I want to share how this ridiculous idea came to be. I always find myself tweaking Emacs, it's like the more I learn about it, the more I realize how much more I still don't know and I just keep digging deeper and deeper, I fear for my future productivity. This wasn't unnoticed by one of my friends, who later said.
Diego, you spent so much time using Emacs, and you lose precious time going to Sweetgreen[salad place]. You should just get your Sweetgreen from inside Emacs! [lol]
I took this too seriously and wondered how difficult would it be, I knew they had some kind of online ordering stuff going on. So I checked it out, and using the Chrome Developer Tools I could see where every request in each part of the checkout was sent. It felt like solving puzzles and putting pieces together, I then used curl to do some initial testing of what I thought would be good payloads to send and got my first obstacle: Cookie Headers.
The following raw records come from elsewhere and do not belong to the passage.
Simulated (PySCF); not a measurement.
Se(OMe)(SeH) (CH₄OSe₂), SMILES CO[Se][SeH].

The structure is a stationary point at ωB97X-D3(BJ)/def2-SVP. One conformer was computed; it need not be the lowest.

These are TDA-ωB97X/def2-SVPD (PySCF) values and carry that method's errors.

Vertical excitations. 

I decided then that using curl wasn't Emacsy at all, so after some research I ended up using the request.el library and going through the documentation to learn more about it. I will present about this in the Emacs NYC Meetup talk on Dec 7th at Thoughtbot.
All in all, I had a great time learning more about how requests are made, Emacs Lisp packages, functional programming, and ingredients of salads. If you would've told me months ago I would make an Emacs package to order salads online and it would reach the front page of Hacker News I'd still be laughing out loud, this just makes me plain happy.